Maintainability and Testability

AscendSiPBoost provides the following maintainability and testability capabilities:

Return Value

The following table lists the return values of the AscendSiPBoost APIs.

Status Code Name

Status Code Value

Error Code Description

Fault Locating Method

ACL_SUCCESS

0

Execution succeeded.

-

ACL_ERROR_INVALID_PARAM

100000

Parameter verification failed.

Check whether the input parameter value of the API is correct.

ACL_ERROR_OP_INPUT_NOT_MATCH

100021

Single-operator input mismatch.

Check whether the operator input is correct.

ACL_ERROR_OP_OUTPUT_NOT_MATCH

100022

Single-operator output mismatch.

Check whether the operator output is correct.

ACL_ERROR_UNSUPPORTED_DATA_TYPE

100026

Data type not supported.

Check that the data type exists or is supported.

ACL_ERROR_FORMAT_NOT_MATCH

100027

Format mismatch.

Check whether the format is correct.

ACL_ERROR_API_NOT_SUPPORT

200001

API not supported.

Check whether the called API is supported.

ACL_ERROR_INTERNAL_ERROR

500000

Unknown internal error.

-

Log System

The log system of AscendSiPBoost allows you to classify logs and output them as either standard logs or files.

  • Log classification
    Logs are classified into four levels from high to low: ERROR, WARN, INFO, and DEBUG, as shown in Table 1. The log level is controlled by the environment variable ASCEND_GLOBAL_LOG_LEVEL. The default value is INFO.
    Table 1 Log levels

    Level

    Description

    ERROR

    Error information. Error and exception information is printed at this level.

    WARN

    Warning information, which indicates that a potential error may occur.

    INFO (default)

    Data information, which is related to the operator and the entire graph. You can learn the running status of the entire graph or a single operator by viewing the INFO log.

    DEBUG

    Debug information, which records details about the acceleration library code. Developers can debug the framework code by viewing debug logs.

  • Log storage
    1. Log files are stored in [LOG_PATH]/log/asdsip.

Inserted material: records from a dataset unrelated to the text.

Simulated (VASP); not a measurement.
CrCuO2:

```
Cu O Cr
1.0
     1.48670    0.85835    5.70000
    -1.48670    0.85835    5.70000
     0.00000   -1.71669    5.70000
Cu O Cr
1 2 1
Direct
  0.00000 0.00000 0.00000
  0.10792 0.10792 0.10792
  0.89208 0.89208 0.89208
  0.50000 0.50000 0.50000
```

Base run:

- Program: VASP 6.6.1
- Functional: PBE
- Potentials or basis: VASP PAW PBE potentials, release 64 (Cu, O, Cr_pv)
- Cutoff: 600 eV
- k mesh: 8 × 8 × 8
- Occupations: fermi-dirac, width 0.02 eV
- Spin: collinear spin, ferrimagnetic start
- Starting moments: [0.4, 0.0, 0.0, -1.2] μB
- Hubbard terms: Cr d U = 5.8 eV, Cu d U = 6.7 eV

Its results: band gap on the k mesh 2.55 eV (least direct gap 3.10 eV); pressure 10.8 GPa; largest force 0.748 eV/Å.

      [LOG_PATH] is controlled by the environment variable ASCEND_PROCESS_LOG_PATH (see Environment Variables). The default value is ~/ascend.

    2. The log file name format is asdsip_[PID]_[Year]_[Month]_[Day]_[Hour]_[Minute]_[Second].log.

      [PID] indicates the thread ID. Example: asdsip_253440_20231102065052.log.

  • Space management
    1. The maximum size of a log file is 20 MB, and a maximum of 50 log files can be stored. If the number of log files (stored in the standard naming format) in the current directory reaches the maximum, the earliest log files will be deleted based on the timestamps.
    2. Before generating a log file, the system checks the space of the log storage directory. If the space is less than 1 GB, no more log file will be generated.

DumpTensor

The dump tensor function of AscendSiPBoost enables you to print or save intermediate computation data, as well as the inputs and outputs of operators. It is applicable to the following scenario:

Using AscendSiPBoost operators and customizing the computing process

When using the AscendSiPBoost operators, you can print or save the inputs or outputs of the operators to help you analyze or check whether the calculation results are correct.

  • Call the AscendSiPBoost operators and custom the computing process on the CPP.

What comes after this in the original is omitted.